Choosing a cloud provider is one of those decisions that feels bigger than it is. And yet it's one that many developers and founders agonize over before writing a single line of production code.
Here's the short answer: for most early-stage apps, it doesn't matter much. Pick one and ship.
But if you're past that point and want a real comparison, here's how they actually differ.
Market share and ecosystem
AWS is the default. More than half of the cloud market runs on it, which means more tutorials, more third-party integrations, more people you can ask for help. If you hire a backend engineer tomorrow, there's a good chance they've used AWS before.
GCP is a strong second for data-heavy workloads. Google's networking infrastructure is genuinely excellent, and services like BigQuery and Cloud Run are hard to beat in their categories. If your product lives around data pipelines, ML, or analytics, GCP deserves serious consideration.
Azure is the enterprise pick. If you're selling to large companies or working in a regulated industry, Azure's compliance certifications and Microsoft integrations matter a lot. For most early-stage startups, it's not the obvious first choice.
Pricing
Honestly, they're close. For a typical startup workload at early scale, you're not going to make or break your runway by choosing one over the other.
That said, there are real differences at the margins:
- Compute: GCP charges per second after the first minute. AWS charges per second for most instance types. Azure is similar. For bursty workloads, these rounding differences add up less than they used to.
- Bandwidth (egress): All three providers charge for data leaving their network. This is where surprises happen. AWS tends to be the most expensive for egress. GCP is somewhat cheaper. None of them make this easy to predict.
- Database: Managed databases (RDS, Cloud SQL, Azure Database) are priced similarly, but the devil is in the storage and I/O charges. A db.t3.micro on RDS is cheap. A production Postgres instance with high I/O is not.
- Free tiers: AWS and GCP offer always-free tiers for certain services. Azure's free tier is mostly time-limited (12 months). More on this below.
Use the Cloud Cost Estimator to compare costs for your specific workload across all three.
Developer experience
AWS has the most services, which is both a strength and a weakness. The console can feel overwhelming. The CLI (aws) is powerful but verbose. The docs are comprehensive, sometimes to a fault.

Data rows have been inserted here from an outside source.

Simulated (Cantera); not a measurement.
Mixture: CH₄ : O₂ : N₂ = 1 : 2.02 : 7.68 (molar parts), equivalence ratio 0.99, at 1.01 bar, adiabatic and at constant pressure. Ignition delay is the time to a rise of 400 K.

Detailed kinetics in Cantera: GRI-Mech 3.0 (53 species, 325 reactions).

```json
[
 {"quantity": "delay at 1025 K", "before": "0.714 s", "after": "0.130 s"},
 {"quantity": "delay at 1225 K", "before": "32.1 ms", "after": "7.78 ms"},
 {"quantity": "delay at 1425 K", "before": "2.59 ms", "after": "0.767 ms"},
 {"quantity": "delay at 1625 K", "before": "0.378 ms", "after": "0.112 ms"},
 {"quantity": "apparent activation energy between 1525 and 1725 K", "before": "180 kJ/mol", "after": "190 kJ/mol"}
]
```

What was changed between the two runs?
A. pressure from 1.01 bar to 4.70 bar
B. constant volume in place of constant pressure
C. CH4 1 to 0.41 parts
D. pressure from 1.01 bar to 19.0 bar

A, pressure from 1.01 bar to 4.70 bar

GCP has a cleaner console and better defaults for most managed services. Cloud Run in particular is one of the easiest ways to deploy a containerized app. The CLI (gcloud) is well-designed.
Azure's tooling has improved significantly in recent years, especially for developers already in the Microsoft ecosystem (VS Code, GitHub, .NET). If you're outside that ecosystem, the learning curve is steeper.
Free tiers
AWS has the most generous always-free tier: 750 hours of t2.micro compute per month (for 12 months), 25 GB of DynamoDB storage, 1 million Lambda invocations, and more. After 12 months, some services drop off and others stay free permanently.
GCP's always-free tier includes one f1-micro instance per month, 5 GB of Cloud Storage, and free usage of Cloud Run up to a generous limit. Less variety than AWS, but the limits on the compute and serverless side are genuinely useful.
Azure's free tier is 12 months of specific services at no charge, plus some always-free services. Similar to AWS in structure, but the always-free list is shorter.
Use the Free Tier Explorer to see exactly what each provider offers and what the limits are.
What to pick
Pick AWS if: you want the largest ecosystem, the most job candidates familiar with it, and the safest default choice.
Pick GCP if: your workload is data-heavy, you want to use Cloud Run or BigQuery, or you're applying for Google for Startups credits (up to $200K for eligible startups).
Pick Azure if: your customers are enterprises, you're building on Microsoft technologies, or your company already has an Azure agreement.
Pick a PaaS first if: you want to skip this decision entirely and focus on product. Railway, Render, and Fly.io abstract away most of the cloud provider complexity. You can always migrate later. Use the PaaS Comparison tool to see if this route makes more sense for your scale.
The real answer
The cloud provider matters less than people think at early stage. What matters is shipping fast, keeping your infrastructure simple, and not over-engineering before you have users.
Pick the one your team knows best, take the startup credits if you qualify, and revisit the decision when your bill actually becomes a meaningful line item in your budget.